Apple boss Tim Cook has this evening reaffirmed the company’s committment to Ireland, on a day when a landmark EU ruling puts the Irish Government in the somewhat difficult position of having to demand Apple upwards of €13bn in back taxes.
The record amount arises due to an alleged ‘sweetener’ tax deal offered to Apple in exchange for setting up here. The deal amounted to Apple having to pay close to nought in Corporation Tax for the years between 1991 and 2015.
Speaking on the issue, Mr. Cook said: “We never asked for, nor did we receive, any special deals. We now find ourselves in the unusual position of being ordered to retroactively pay additional taxes to a government that says we don’t owe them any more than we’ve already paid.”
The crux of the case lies in the fact that there are allegations stating that the company had attributed European sales to a non-existent ‘head office’, hence the corporation was able to mark the profits it derived from its EU sales through Ireland, rather than the country where the item was actually sold in.

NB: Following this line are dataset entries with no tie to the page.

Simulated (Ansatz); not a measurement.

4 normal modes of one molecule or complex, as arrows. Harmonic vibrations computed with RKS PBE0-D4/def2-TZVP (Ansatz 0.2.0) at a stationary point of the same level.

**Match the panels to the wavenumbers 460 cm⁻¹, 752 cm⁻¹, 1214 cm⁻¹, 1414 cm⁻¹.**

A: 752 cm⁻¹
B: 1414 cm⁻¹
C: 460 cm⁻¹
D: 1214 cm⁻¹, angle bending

Apple supports thousands of jobs here, and it recently announced an expansion that would create an extra 1,000 jobs.
The €13bn windfall represents a double-edged sword for the Goverment, however. On the one hand, it’s a massive lottery win that could solve the domestic housing crisis and many other issues in one swift stroke, if the monies were to be allocated sensibly.
On the other hand, if the Government does force its hand and collects the money, it could spook any potential international investors considering setting up base here.
Both Apple and the Minister for Finance Michael Noonan have said they will appeal the ruling.